Sync Request process questions

Reuben Thomas rrt at
Tue Dec 14 19:34:10 UTC 2010


I recently filed an Ubuntu bug making a sync request:

I got what looks like a cut-and-paste response pointing me to:

It reads:

Please update your bug so it follows the requirements for sync
Please be aware that the Natty would automatically sync the version
from Debian Squeeze if there were no Ubuntu specific changes in the
package. The most important thing is therefore to check whether these
changes are still needed.

I have nothing against cut-and-paste responses per se, they are a
useful way to save developer time in common situations. However, I
have two problems with this one:

1. Unlike many other excellent automatic responses, this one does not
thank me for my bug report. It implies that for anything to be done
for my bug report, I have to go and follow the instructions on the
page pointed to. But why should I? I have reported the bug, I have not
indicated that I am anything other than an ordinary user, why on earth
would you think I have the time or indeed the skills needed to triage
my own bug report against the criteria on this page? As it happens, I
have both the time and the skills, but I still choose not to work on
Ubuntu itself; I choose to spend my effort upstream (for example, I
helped to make some improvements to sudo recently), and downstream (in
this case, reporting this bug). In summary, this automatic response
looks rather ungrateful.

2. I went and had a look at the policy page on sync requests, and as
the response to my bug report indicates, it mentions more than once
that to justify a sync request, it should be proven that
Ubuntu-specific changes are no longer needed in the new Debian version
of the package. But the trouble is, there are situations such as the
present in which they are still needed, and for a good reason: there
are differences in policy between Ubuntu and Debian. So, the changes
will need to be forward-ported. I can see nothing explicit in the page
about this case, though common sense tells me that the Ubuntu-specific
patches would need to be triaged.

The implications from this are unfortunate:

a. We will do nothing unless you prove in detail that the package can
be synced to Debian. This implication could be removed by simply
making the automatic response to a sync request a little more
friendly: "Thank you for your sync request. We'll try to get around to
it, but you can help us immensely by following the procedure on this
page: ..."

b. When there are Ubuntu changes to a Debian package that need to
remain in a new version, we won't bother syncing the new version. This
is clearly false: there are many packages which are updated, even
though Ubuntu-specific changes need to be forward-ported. This
implication can be removed by adding instructions to the sync request
wiki page on what to do in this circumstance.

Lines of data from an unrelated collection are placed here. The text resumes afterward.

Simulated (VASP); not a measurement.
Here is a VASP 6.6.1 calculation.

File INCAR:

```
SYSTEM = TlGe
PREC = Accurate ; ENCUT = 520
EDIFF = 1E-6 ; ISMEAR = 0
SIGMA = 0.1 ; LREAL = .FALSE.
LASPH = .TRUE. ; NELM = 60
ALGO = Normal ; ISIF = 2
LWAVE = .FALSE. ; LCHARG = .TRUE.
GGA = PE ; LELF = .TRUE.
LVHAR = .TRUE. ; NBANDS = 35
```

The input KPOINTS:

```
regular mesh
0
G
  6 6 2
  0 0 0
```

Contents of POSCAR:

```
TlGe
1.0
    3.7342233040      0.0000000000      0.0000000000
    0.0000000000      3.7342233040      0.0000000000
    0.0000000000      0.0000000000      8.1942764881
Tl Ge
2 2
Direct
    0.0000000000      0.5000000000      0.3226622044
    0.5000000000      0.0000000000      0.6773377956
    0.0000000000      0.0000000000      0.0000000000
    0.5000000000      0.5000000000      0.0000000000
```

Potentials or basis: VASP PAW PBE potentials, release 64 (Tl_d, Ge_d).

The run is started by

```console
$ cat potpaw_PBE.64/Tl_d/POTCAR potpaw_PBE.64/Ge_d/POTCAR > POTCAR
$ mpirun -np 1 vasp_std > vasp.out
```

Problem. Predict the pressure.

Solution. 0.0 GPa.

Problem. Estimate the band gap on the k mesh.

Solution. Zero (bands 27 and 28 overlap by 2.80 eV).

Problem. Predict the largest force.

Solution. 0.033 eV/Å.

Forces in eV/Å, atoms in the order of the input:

I hope these suggestions are useful: after getting the initial reply
to my bug report I was cross (because my bug report was apparently not
valued) and hopeless (because it looked as though unless I did lots of
work this package would not be synced), whereas I do not think this is
the true picture. Also, I have had no other contact from any Ubuntu
developer, even though I posted again to the bug report to explain why
I had asked for the package sync, and therefore explain the value of
my report. (There is clearly some value in users reporting why it is a
good idea to sync a certain package, as it shows both reasons and
demand for the newer version, which helps Ubuntu developers to choose
which packages to spend time syncing, when the syncing is not

Overall, so far I feel I have largely wasted my time on this report,
which is dispiriting. I feel moved to join and write to
ubuntu-devel-discuss because this is not the first time I've had such
an experience. I have four main problems with Ubuntu bug reports:

1. They get mechanised. I get cut and paste instructions (not a bad
thing in itself), and if I don't do exactly what they say, nothing
progresses (which is bad, because it reduces the interaction to a
mechanical, programmed one). Often, there is a better way to proceed
than simply to follow a standard process.

2. They get overwhelmed by clueless users. I don't know how to fix
this, sorry. I suspect it is a necessary price of Ubuntu's greater
friendliness to newbies relative to Debian, and of course newbies have
to be encouraged, educated, and turned into the next wave of experts.
I have this problem less with Debian, and indeed, when it is the right
thing to do, I report bugs direct to the Debian BTS.

3. Trying to answer the question "Do I report a bug to Ubuntu, Debian
or upstream?" itself costs a lot of time (especially when the answer
is that I should report it in two places). I may be missing ways to
streamline the process, but it seems it could still use further work.
Perhaps there is scope for a single guided reporting tool which itself
can report to any of the three places. At the moment I have manually
to choose whether I start with launchpad, reportbug, or some upstream
site where I probably have to register yet another account.

4. A single bug report is addressed by different developers, not all
of whom take the trouble to understand the whole picture. Hence, they
make incorrect decisions (often for example closing a bug when it's
not really fixed). I find this happens much less on Debian where most
packages typically have a single maintainer. I suspect this is a
downside of the MOTU system. The danger here is that I end up
respecting Ubuntu devs rather less than Debian developers, because
they seem (because of their greater breadth) less clueful. Also,
rather a lot of time is probably wasted as a result of poor decisions.
I hope that the greater flexibility of the MOTU system makes up for
it, but I'm not sure. (The converse problem on Debian is overloaded
maintainers who never get around to replying to a bug report, but I
don't think that happens any more often than on Ubuntu.)

Don't think I'm net-negative on Ubuntu: I am profoundly grateful that
it builds on Debian rather than starting from scratch, and I think
it's a brave decision, given the bureaucratic difficulties that
necessarily involves; not to mention the additional difficulties that
come from a far greater focus on the user (which is the why I use
Ubuntu and not Debian). I hope the above remarks have some use.